Cooee Art, Sydney, NSW
Acquired direct from the artist
Artwork story
The Yarla Jukurrpa carries a morality at its heart. Two brothers, Yumurrpa the elder and Wapurtarli the younger, come into conflict — a dispute that brings widespread death and destruction before resolution, and whose lesson concerns the importance of sharing and the responsible management of country. Passed down through Warlpiri ceremony and song, this is among the major ceremonial stories for Napurrula women, and it was the story to which Yulyurlu Lorna Fencer Napurrula returned across her entire painting life. Her Country at Yumurrpa in the Tanami Desert is the story's country, and she painted it with the authority of a senior custodian.

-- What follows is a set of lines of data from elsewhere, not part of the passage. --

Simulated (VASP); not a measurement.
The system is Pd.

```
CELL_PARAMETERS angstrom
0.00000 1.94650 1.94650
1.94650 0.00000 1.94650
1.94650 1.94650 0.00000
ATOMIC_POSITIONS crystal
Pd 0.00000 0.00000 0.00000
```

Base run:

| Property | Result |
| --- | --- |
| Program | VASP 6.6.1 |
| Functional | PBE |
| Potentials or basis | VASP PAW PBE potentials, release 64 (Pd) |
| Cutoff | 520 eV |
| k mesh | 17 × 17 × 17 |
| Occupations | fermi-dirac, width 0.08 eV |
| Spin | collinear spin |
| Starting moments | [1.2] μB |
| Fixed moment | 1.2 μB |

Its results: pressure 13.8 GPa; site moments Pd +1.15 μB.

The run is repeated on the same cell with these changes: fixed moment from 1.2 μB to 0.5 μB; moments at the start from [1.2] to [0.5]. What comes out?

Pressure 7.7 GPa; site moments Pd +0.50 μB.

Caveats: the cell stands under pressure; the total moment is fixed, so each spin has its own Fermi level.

Yulyurlu came to acrylic painting in 1986 through the art program at Lajamanu School, later moving to Katherine where she became the driving force behind Mimi Aboriginal Arts and Crafts. This canvas, acquired direct from the artist through Coo-ee Aboriginal Art, belongs to a concentrated period of late work from 2000 and 2001 in which she painted the foliage, flowers and root structures of the bush potato with a stylised naturalism. The blue lines surge and coil across a warm ground of deep red and brown with an energy that sets her clearly apart from contemporaries who largely adhered to structured dot techniques. Fiona Salmon, Director of the Flinders University Museum of Art, has written that this unconventional approach was initially dismissed by fellow artists before gaining recognition well beyond her community, establishing Yulyurlu as one of the region's most sought-after artists.